I think of former Senator Sheila Terry who first proposed a Civil Partnership Bill on behalf of Fine Gael I think of TDs
And the public figures who came out in the weeks and months leading up to the referendum on marriage equality.
Panti made her Noble Call. People from outside of the LGBTI community openly pledged their support for marriage equality. None of that was easy. All of it counted.
But most of all I think of the ordinary people who came out to their families and friends over many years and slowing changed attitudes in every part of this country.
All of us owe gratitude to such leaders.
All of it went towards changing the hearts and minds of the majority of the Irish people. What an amazing power for change we harnessed by working together for a common cause.
I am also so proud of the Irish people who came together and voted with their hearts last summer and changed Ireland forever.
Together, we took an extraordinary step forward for justice and equality for all citizens of our country.
When I think of the word heroes, I think of people like you and your counterparts in other LGBTI organisations both in Ireland and abroad. Heroism is not necessarily made of sweeping gestures or one off actions. Heroism can be quiet, ongoing struggles for the sake of a higher cause. It can mean taking a leap of faith, despite personal risk or fear of criticism, because you know what you are doing is right. The LGBTI community in Ireland has stood together for decades and what you have achieved to date is remarkable.

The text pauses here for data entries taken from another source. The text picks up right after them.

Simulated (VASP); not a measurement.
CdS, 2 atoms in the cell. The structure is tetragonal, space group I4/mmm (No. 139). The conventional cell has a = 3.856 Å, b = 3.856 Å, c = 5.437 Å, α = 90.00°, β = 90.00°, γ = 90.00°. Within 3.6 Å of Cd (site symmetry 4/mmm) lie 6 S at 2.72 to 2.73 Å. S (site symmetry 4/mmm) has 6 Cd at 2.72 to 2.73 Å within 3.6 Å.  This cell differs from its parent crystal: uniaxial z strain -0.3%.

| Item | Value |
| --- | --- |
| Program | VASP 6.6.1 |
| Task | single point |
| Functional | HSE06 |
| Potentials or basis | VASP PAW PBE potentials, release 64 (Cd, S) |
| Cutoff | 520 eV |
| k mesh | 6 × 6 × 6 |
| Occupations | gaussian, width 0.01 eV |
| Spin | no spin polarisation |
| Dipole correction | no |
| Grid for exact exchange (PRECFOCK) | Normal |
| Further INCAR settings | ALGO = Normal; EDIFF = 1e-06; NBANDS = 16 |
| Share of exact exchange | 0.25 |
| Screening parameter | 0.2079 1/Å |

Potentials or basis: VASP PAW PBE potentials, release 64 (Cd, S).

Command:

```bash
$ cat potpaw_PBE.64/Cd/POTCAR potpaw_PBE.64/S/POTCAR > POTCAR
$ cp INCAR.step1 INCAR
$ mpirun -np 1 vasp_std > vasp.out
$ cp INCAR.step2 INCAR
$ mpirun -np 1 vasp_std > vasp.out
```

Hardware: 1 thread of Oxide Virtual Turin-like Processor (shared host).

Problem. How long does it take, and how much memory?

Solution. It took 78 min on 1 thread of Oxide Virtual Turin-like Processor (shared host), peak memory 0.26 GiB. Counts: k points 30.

Since last year’s referendum, my Department has overseen the enactment of the Marriage Act 2015, gender recognition legislation and the Children and Family Relationships Act 2015 which provides for the most comprehensive reform of family law since the foundation of the State. These are huge steps forward for all concerned. And it has been an honour to have been the Minister for Justice and Equality during this great period of change.
I would like to be able to stand here and say that all of those problems and concerns are gone.
Despite the huge progress that we have made as a society, we cannot assume that full equality has been achieved for LGBTI people or that our job is done.
The present can still be a frightening and dangerous place for LGBTI people. Last year, we as a country said YES to marriage equality. Now, we need to keep saying YES to supporting you in every aspect of life. No society is perfect and, while we will never have a utopia, we can definitely aim to get closer to equality and inclusion.
Equality, like love, does not come in finite amounts. Full equality is something we can - and should - all share.
While formal and legislative equality for LGBTI people has been achieved, much remains to be done across our society and our shared cultures.
We need LGBTI people to feel safe - and to be safe - to come out and to be comfortable in expressing themselves honestly and openly about their feelings.
We need to assist young LGBTI people in their formative years, in schools and colleges.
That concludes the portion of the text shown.